How far we have succeeded in the attainment of this happy nonentity we leave others to judge. There is one good thing however which the hunt after a title is sure to realize; a great deal of despairing mirth. We were visiting a friend the other night, who can do anything for a book but give it a title; and after many grave and ineffectual attempts to furnish one for the present, the company, after the fashion of Rabelais, and with a chair-shaking merriment which he himself might have joined in, fell to turning a hopeless thing into a jest. It was like that ex. quisite picture of a set of laughers in Shakspeare :

One rubbed his elbow, thus; and fleered, and swore,
A better speech was never spoke before:
Another, with his finger and his thumb,
Cried "Via! we will do't, come what will come!"
The third he capered, and cried, "All goes well!"
The fourth turned on the toe, and down he fell
With that they all did tumble on the ground,
With such a zealous laughter, so profound,
That in this spleen ridiculous, appears,
To check their laughter, passion's solemn tears.

LOVE'S LABOR 'S LOST.

Some of the names had a meaning in their absurdity, such as the Adviser, or Helps for Composing; -the Cheap Reflector, or Every Man His Own Looking-Glass; -the Retailer, or Every Man His Own Other Man's Wit; - Nonsense, to be continued. Others were laughable by the mere force of contrast, as the Crocodile, or Pleasing Companion;-Chaos, or the Agreeable Miscellany; the Fugitive Guide; - the Foot Soldier, or Flowers of Wit;-Bigotry, or the Cheerful Instructor; -the Polite Repository of Abuse; -Blood, being a Collection of Light Essays. Others were sheer ludicrousness and extravagance, as the Pleasing Ancestor; the Silent Companion; the Tart; the Leg of Beef, by a Layman; the Ingenious Hatband; the Boots of Bliss; the Occasional Dinner; the Tooth-ache; Recollections of a Very Unpleasant Nature; Thoughts on Taking up a Pair of Snuffers; Thoughts on a Barouche-box; Thoughts on a Hill of Considerable Eminence; Meditations on a Pleasing Idea; Mate

rials for Drinking; the Knocker, No. I.;-the Hippopotamus entered at Stationers' Hall; the Piano-forte of Paulus Æmilius; the Seven Sleepers at Cards; the Arabian Nights on Horseback:-with an infinite number of other mortal murders of common sense, which rose to "push us from our stools," and which none but the wise or good-natured would think of enjoying.

CHAPTER II.

A Word on Translation from the Poets.

INTELLIGENT men of no scholarship, on reading Horace, Theocritus, and other poets, through the medium of translation, have often wondered how those writers obtained their glory. And they well might. The translations are no more like the original than a walking-stick is like a flowering bough. It is the same with the versions of Euripides, of Æschylus, of Sophocles, of Petrarch, of Boileau, &c., &c., and in many respects of Homer. Perhaps we could not give the reader a more brief, yet complete specimen of the way in which bad translations are made, than by selecting a well-known passage from Shakspeare, and turning it into the common-place kind of poetry that flourished so widely among us till of late years. Take the passage, for instance, where the lovers in the Merchant of Venice seat themselves on a bank by moonlight :

How sweet the moonlight sleeps upon this bank!
Here will we sit, and let the sound of music
Creep in our ears: soft stillness, and the night,
Become the touches of sweet harmony.

Now a foreign translator of the ordinary kind, would dilute and take all taste and freshness out of this draught of poetry, in a style somewhat like the following :

With what a charm, the moon, serene and bright,
Lends on the bank its soft reflected light!
Sit we, I pray; and let us sweetly hear
The strains melodious with a raptured ear;
For soft retreats, and night's impressive hour,
To harmony impart divinest power.

CHAPTER III.

Autumnal Commencement of Fires-Mantel-Pieces-Apartments for Study.

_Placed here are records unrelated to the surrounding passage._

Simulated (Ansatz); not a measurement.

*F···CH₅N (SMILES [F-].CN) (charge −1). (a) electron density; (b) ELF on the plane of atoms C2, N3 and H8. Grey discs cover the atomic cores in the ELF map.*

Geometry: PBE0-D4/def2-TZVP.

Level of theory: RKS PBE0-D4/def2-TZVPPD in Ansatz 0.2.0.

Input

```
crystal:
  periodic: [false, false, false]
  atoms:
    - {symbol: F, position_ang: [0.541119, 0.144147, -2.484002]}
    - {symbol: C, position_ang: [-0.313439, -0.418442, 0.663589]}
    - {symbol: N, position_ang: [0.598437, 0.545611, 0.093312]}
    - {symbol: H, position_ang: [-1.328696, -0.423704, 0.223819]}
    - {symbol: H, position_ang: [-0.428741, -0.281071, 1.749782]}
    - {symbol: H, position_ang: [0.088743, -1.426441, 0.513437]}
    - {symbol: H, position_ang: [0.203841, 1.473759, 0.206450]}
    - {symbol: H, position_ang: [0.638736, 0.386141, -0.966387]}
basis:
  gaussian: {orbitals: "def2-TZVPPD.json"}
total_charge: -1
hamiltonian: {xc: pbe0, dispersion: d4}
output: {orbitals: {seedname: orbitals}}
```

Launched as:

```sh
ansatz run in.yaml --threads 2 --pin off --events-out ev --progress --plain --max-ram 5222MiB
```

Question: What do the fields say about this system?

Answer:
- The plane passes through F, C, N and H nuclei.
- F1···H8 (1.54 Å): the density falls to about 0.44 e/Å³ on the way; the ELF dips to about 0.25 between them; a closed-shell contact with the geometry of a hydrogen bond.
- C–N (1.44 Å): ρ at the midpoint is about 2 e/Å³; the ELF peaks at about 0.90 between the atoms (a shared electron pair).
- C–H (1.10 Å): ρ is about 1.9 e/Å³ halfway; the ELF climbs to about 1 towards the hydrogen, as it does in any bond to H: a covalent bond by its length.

How pleasant it is to have fires again! We have not time to regret summer, when the cold fogs begin to force us upon the necessity of a new kind of warmth; a warmth not so fine as sunshine, but, as matters go, more sociable. The English get together over their fires, as the Italians do in their summershade. We do not enjoy our sunshine as we ought; our cli• mate seems to render us almost unaware that the weather is fine, when it really becomes so: but for the same reason we make as much of our winter, as the anti-social habits that have grown upon us from other causes will allow. And for a similar reason, the southern European is unprepared for a cold day. The houses in many parts of Italy are summer-houses, unprepared for winter; so that when a fit of cold weather comes, the dismayed inhabitant, walking and shivering about with a little brazier in his hands, presents an awkward image of insufficiency and perplexity. A few of our fogs, shutting up the sight of everything out of doors, and making the trees and the eaves of the houses drip like rain, would admonish him to get warm in good earnest. If "the web of our life" is always to be " of a mingled yarn," a good warm hearth-rug is not the worst part of the manufacture.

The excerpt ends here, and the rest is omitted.